1
$\begingroup$

I am working the following probability problem which I came across online:

A computer network has 5 paths to its destination. Each path has a 20% chance of working and each path is independent. Am I guaranteed that at least one path will work?

I first answered it like:

P(1st path working OR 2nd path working OR 3rd path working OR 4th path working OR 5th path working) = 0.2 + 0.2 + 0.2 + 0.2 + 0.2 = 1

but apparently that is not correct. Can someone explain why?

Thanks!

  • 0
    So if the probability that each path works were $30\%$ instead of $20\%$, would you have said that the probability of at least one path working is $0.3+0.3+0.3+0.3+0.3=1.5$?2012-04-21

2 Answers 2

3

What you're doing has no right to work, because if there had been 6 paths each with 20% reliability, the same method would yield a probability of $1.2$ -- but probabilities cannot be more than $1$.

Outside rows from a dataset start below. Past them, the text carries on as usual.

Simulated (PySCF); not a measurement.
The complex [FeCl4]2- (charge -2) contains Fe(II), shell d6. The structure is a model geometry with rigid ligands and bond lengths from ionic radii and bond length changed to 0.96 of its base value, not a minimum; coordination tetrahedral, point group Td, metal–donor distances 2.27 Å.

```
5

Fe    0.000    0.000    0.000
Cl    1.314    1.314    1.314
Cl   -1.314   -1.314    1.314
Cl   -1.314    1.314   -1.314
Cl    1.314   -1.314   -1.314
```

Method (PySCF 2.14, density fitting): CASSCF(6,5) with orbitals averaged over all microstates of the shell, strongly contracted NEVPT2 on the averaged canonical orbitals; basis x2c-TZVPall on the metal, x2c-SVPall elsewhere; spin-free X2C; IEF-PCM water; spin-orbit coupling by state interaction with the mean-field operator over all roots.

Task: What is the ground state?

Your fundamental error is that you're adding independent probabilities. Doing so is never correct, because it amounts to ignoring the possibility that both independent events occur at the same time (which they can do because they're independent).

The smart way to do questions like this is to compute the probability that all paths will fail at the same time (which involves multiplication which is allowed for independent probabilities), and then invert that result.

  • 0
    Probabilities of events that are known _never to happen at the same time_ can be added freely. (And addition is used internally in the correct rule for independent events: $P(A\cup B)=P(A)+P(B)-P(A)P(B)$ when $A$ and $B$ are independent).2012-04-21
0

It is clear that the probability isn't $1$, just imagine the scenario where all paths fail. Surely this scenario can happen since each path has a positive probability of failing and they are independent.

The probability that at least one path will work is $1 - P(\text{all paths fail})$. Since the paths are independent, the probability that all paths fail simultaneously is exactly the product of their probabilities to fail.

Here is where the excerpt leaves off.